To discuss these challenges, IRENA, the governments of Germany and the United Arab Emirates (UAE) co-organised a side event on 13 July gathering various stakeholders from the public and private sector. Titled “Beyond the Talk: Financing Renewable Energy to Rule the SDGs,” the event was held on the margins of the United Nations (UN) High-Level Political Forum (HLPF) on Sustainable Development in New York.
IRENA’s Permanent Observer to the UN, Wilfried Biya, serving as moderator, set the tone by highlighting the need to support the developing world in attracting finances for critically needed energy projects.
In his opening remarks, IRENA Director-General, Francesco La Camera said, “Several key constraints impede investment from the private sector. While power generation costs have fallen significantly for most renewable energy technologies in recent years, high financing costs represent a major barrier to scaling up renewable energy investments.”
The Ambassador and Deputy Permanent Representative of the UAE to the UN, Mohamed Abushahab highlighted three key priority areas of action that can accelerate progress: a greater utilisation of private capital; employing de-risking instruments and setting clear project timelines ensuring long-term investment opportunities. The Ambassador also commended IRENA’s project facilitation and support to increase the bankability of renewables projects in developing countries and reduce the risks.
Representing Germany as co-organiser, Dr Baerbel Kofler, Parliamentary State Secretary to the Federal Minister for Economic Cooperation and Development said in her welcoming remarks, “Energy is already a large area of support in German development cooperation, and closing the financing gap is a key priority.”
Participants also discussed several financing platforms offering possible solutions to the challenges. Ahmed Badr, IRENA’s Director of Project Facilitation & Support, shared details of the Energy Transition Accelerator Financing (ETAF) Platform established in collaboration with the UAE government. “IRENA is not a bank by any means, but we are trying to address the high transaction costs of projects and make them bankable to attract investments,” he said.
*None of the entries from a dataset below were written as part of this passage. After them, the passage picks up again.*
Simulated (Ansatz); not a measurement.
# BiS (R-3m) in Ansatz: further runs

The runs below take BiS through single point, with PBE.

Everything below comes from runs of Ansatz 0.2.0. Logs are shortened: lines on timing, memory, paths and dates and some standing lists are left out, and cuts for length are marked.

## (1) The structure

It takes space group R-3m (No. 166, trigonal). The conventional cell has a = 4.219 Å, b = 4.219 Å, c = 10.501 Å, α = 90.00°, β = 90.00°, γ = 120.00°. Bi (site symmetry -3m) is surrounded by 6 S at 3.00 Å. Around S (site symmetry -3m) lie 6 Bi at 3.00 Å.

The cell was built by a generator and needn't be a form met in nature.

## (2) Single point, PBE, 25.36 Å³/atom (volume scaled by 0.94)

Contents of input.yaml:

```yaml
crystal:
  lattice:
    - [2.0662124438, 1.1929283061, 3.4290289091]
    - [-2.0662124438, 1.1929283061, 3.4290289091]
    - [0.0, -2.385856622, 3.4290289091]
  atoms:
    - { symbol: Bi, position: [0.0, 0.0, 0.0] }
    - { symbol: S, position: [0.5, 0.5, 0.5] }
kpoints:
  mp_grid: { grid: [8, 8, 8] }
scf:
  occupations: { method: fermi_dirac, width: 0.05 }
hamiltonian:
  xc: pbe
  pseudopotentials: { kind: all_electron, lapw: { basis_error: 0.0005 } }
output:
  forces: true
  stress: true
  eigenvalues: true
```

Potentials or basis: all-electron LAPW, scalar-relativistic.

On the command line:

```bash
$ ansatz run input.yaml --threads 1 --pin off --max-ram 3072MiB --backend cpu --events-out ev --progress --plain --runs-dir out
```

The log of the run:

In her presentation, Ms Cristina Duarte, Under Secretary-General, Special Advisor on Africa, UN Office of the Special Adviser on Africa shared how the Joint Sustainable Development Goals (SDG) Fund, incentivises the transformative policy shifts and stimulates the strategic investments required to get the world back on track to achieve the 2030 Agenda for Sustainable Development. Stressing that transformative change requires a surgical approach, she said, “We need to concentrate our efforts on areas and issues that can have a multiplying effect on impact, and energy is without a doubt one of the key drivers of development.”
The World Bank’s Vice President for Infrastructure, Riccardo Puliti, outlined the Bank’s commitment to renewable energy through financing, policy support and capacity building to the Bank’s client countries. “We at the World Bank finance USD 5.6 billion every year in the energy sector, and more or less USD 2.7 billion of that amount is invested in renewable energy,” he said.